If there were ever an issue that required politics to stop at the water’s edge, it’s the fight against ISIS.

But no one – not the White House, not GOP leaders, certainly not Congress – has come up with a coherent plan to curb the group in the long run.

In a sane government, Congress would debate President Obama’s goals and strategy. The president has said he wanted Congress to authorize his anti-ISIS military campaign once midterm elections were over. A serious congressional debate would press Obama’s national security team to clarify his murky policy and would probe its loopholes. The goal would be to make the country safer, not to rack up political points with an eye to elections in 2016.

Obviously, this is too much to hope for – legislators have shown little appetite for such a challenge. But, as a columnist, I’m free to dream, so here’s how my imaginary hearings would proceed.

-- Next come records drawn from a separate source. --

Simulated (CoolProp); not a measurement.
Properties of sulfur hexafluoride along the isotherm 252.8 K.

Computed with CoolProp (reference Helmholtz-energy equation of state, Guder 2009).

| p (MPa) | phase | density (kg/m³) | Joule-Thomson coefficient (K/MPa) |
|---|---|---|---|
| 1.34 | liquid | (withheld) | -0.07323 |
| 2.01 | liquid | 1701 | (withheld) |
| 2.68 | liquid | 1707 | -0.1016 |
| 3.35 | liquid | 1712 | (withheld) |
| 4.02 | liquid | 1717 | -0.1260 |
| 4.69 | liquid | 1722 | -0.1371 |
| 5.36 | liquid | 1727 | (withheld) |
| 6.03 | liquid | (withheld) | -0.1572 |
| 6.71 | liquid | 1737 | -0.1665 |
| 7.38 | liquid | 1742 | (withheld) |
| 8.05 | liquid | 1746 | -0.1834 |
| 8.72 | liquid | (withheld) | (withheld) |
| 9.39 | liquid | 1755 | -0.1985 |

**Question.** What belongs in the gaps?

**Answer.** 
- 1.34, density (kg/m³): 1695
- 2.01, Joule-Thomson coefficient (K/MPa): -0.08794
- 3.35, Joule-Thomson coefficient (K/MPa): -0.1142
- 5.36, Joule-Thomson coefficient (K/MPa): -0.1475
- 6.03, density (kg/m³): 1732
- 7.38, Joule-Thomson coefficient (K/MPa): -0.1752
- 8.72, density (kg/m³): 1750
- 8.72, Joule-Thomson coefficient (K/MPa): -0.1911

First, legislators would admit that the blame for the rise of ISIS is shared equally by Republicans and Democrats. I’ve been critical of Obama’s failure to help moderate Syrian rebel groups two years ago. But no one should forget that George W. Bush’s Iraq War triggered the Sunni-Shiite sectarian struggles that gave birth to ISIS, and guaranteed that Shiite Iran would become Iraq’s most influential ally.

Second, legislators from both parties would seek to clarify the U.S. goals in Syria and Iraq. Obama now says his goals are to “degrade and ultimately destroy” ISIS, while former GOP presidential candidate Mitt Romney, bearing the Republican torch, uses the more muscular phrase “destroy and defeat.”

Yet nearly all legislators – whether they are for or against using U.S. troops or in the middle – agree that the bulk of the anti-ISIS fighting must be done by locals. That’s a big problem and doesn’t promise the defeat of ISIS in the foreseeable future.

Which leads to the third point: the need to examine who can fight ISIS. The hottest issue: whether the United States will return “ground troops” to Iraq, with some Republicans urging this on and many Democrats aghast.

Obama is opposed (along with the bulk of the U.S. public) and says the fighting should be done by Iraqi forces and moderate Syrian rebels. But what exactly are U.S. “ground troops”? There are already 3,000 new U.S. “advisers” in Iraq. The big question is whether some U.S. special forces or intelligence officials should be embedded with forward Kurdish or Iraqi units, to help call in airstrikes and boost local fighters.

Fourth, a congressional debate could provide a reality check on which Arabs can or will fight ISIS. On the Iraq side, why should we expect better results from retraining the Iraqi army than we got after 10 years of trying? And are our hopes realistic that Iraqi Sunni tribes will rise up against ISIS?

Fifth, is it too late to rely on moderate Syrian rebels to fight ISIS, after letting the Assad regime decimate them over the past three years? Should we focus our help on the Kurds? Hearings could examine.

Sixth, is Iran a potential ally against ISIS or part of the problem? Obama seems to think the former, but Iran firmly backs Syrian President Bashar Assad, and still promotes a Shiite sectarian agenda in Iraq.

Clearly, new ideas on fighting ISIS are needed, beyond Obama’s plans, but they can’t emerge in the take-no-prisoners atmosphere of Washington.

Trudy Rubin is a columnist for the Philadelphia Inquirer.